Nevertheless, summary judgments are favored under the law, and a motion for summary judgment will be granted "if the pleadings, depositions, answers to interrogatories, and admissions on file, together with the affidavits, if any, show that there is no genuine issue as to material fact, and that mover is entitled to judgment as a matter of law." La. C.C.P. art. 966.

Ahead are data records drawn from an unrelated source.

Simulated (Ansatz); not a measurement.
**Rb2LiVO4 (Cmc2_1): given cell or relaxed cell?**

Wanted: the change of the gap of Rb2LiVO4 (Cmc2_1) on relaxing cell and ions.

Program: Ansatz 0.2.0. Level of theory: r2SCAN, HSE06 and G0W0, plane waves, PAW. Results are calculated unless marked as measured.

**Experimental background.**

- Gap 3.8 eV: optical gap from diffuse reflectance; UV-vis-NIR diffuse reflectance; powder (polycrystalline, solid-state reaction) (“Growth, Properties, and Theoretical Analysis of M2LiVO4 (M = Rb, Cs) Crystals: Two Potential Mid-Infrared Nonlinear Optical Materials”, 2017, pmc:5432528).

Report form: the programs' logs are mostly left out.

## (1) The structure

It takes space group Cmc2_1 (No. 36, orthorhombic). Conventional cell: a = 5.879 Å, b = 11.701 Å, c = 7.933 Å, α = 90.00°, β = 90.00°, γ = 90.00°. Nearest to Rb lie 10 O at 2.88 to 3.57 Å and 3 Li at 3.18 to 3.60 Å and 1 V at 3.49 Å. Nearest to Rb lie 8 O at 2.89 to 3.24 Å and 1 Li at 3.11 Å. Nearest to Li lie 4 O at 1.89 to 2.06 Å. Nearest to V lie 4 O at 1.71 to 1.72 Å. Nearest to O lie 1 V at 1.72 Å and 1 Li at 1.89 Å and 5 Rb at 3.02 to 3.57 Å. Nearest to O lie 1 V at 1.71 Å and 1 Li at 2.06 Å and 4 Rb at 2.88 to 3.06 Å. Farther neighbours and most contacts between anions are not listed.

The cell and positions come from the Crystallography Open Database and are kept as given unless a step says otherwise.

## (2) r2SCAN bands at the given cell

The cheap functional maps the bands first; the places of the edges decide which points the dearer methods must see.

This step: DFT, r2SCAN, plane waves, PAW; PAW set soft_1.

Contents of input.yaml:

Initially, the burden of producing evidence at the hearing on the motion for summary judgment is placed on the mover who can ordinarily meet that burden by submitting affidavits or by pointing out the lack of factual support for an essential element in the opponent's case. La. C.C.P. art. 966(C)(2); Oubre, supra at 1003; Schultz, supra at 1006; Samaha, supra at 883. "At that point, the party who bears the burden of persuasion at trial (usually the plaintiff) must come forth with evidence (affidavits or discovery responses) which demonstrates he or she will be able to meet the burden at trial." Samaha, supra at 883 (quoting Wright v. Louisiana Power & Light, 06-1181 (La.3/9/07), 951 So.2d 1058, 1069-70). Thus, "[o]nce the motion for summary judgment has been properly supported by the moving party, the failure of the nonmoving party to produce evidence of a material factual dispute mandates the granting of the motion." Id.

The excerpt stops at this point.